A look at Uniswap’s decision to remove tokens from its front-end and why this is ultimately good for decentralisation.
In case you missed it, Uniswap Labs has decided to remove a selection of tokens from its app.uniswap.org interface.
Today, consistent with actions taken by other DeFi interfaces, we have taken the decision to restrict access to certain tokens through app.uniswap.org.
On the surface, this looks like excellent progress for the DeFi industry and shows a strength of Ethereum that dApps built on the network can achieve this level of decentralisation.
But after taking a look at the discussion on Twitter, I was shocked at the amount of pushback this decision was receiving.
Why Uniswap Labs removed the tokens
As the largest decentralised exchange (DEX) in terms of trade volume, there was always going to be a reaction of some sort.
But as I said above, I really didn’t expect the pushback we’ve seen.
Uniswap Labs ultimately made the decision because as a US regulated company and hosted website, they didn’t want to fall foul of their regulator for offering securities trading.
However, the Uniswap Labs company is not the Uniswap Protocol allowing decentralised trading.

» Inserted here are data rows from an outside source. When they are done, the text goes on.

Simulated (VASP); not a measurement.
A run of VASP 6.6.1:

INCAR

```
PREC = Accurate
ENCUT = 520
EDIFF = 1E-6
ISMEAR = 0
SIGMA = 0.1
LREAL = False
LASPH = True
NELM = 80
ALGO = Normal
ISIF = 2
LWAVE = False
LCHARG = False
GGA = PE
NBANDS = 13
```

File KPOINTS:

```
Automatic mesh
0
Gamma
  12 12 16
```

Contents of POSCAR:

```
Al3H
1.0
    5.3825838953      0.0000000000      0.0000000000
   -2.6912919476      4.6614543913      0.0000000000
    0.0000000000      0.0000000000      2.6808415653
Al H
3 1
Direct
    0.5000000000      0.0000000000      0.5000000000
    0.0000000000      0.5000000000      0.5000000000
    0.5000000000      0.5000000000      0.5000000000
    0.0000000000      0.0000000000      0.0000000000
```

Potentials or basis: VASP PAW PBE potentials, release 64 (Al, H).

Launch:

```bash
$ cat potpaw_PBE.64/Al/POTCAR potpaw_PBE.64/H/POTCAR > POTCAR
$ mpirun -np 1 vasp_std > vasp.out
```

Uniswap users can still swap all of the tokens that Uniswap Labs has removed from their interface, directly or by using another front-end.
The company behind the platform, Uniswap Labs, simply removed those tokens from their own interface.
Uniswap Labs the company, vs Uniswap the protocol
Let’s take a look at the key differences between the two.
The Uniswap Protocol: Is the back-end that allows fully decentralised, permissionless smart contracts on Ethereum.
The Uniswap App: Is the privately-owned (by Uniswap Labs) domain that points to an IPFS hosted instance of the Uniswap Interface.
So while the US regulator may be able to touch the US privately owned and run front-end, they can’t touch the Uniswap protocol back-end.
Users are therefore able to make a decision on which front-end they choose to use between a US regulated one or an offshore one.
The US regulated front-end may be safer, but it will be extremely limited.
An offshore front-end may allow you to trade whatever you want, but it could be shady.
The point is that as a DEX, you’re able to make that choice yourself.
A comparison with Hive and LeoFinance
As I’m publishing this blog on LeoFinance, let’s take a look at a comparison to our own decentralisation capabilities here on Hive.
The Hive Protocol: Is the back-end that allows decentralised apps to run on the decentralised Hive blockchain.
The LeoFinance App: Is the privately-owned domain that acts as a social media front-end for our community.
So while LeoFinance may be able to censor you on this front-end, your data remains tied to your immutable account on the Hive blockchain.
You’re still able to choose to display that data via another Hive front-end, that doesn’t follow the same community rules.
This is the power of Web3.
Final thoughts on the Uniswap decision
What Uniswap’s decision should do, is make you reconsider the role of national financial regulators, within a globally decentralised future framework.
The future is now and we can see that this decision actually doesn’t protect US traders at all, but instead forces them onto more questionable, offshore interfaces or exchanges.
Regulators need to start considering that people can and will continue to use DEXs and they should be helping to facilitate access to the best and educating on the worst.
Not just regulating the good players away.
Give your people some credit.
Best of probabilities to you.
Direct from the desk of Dane Williams.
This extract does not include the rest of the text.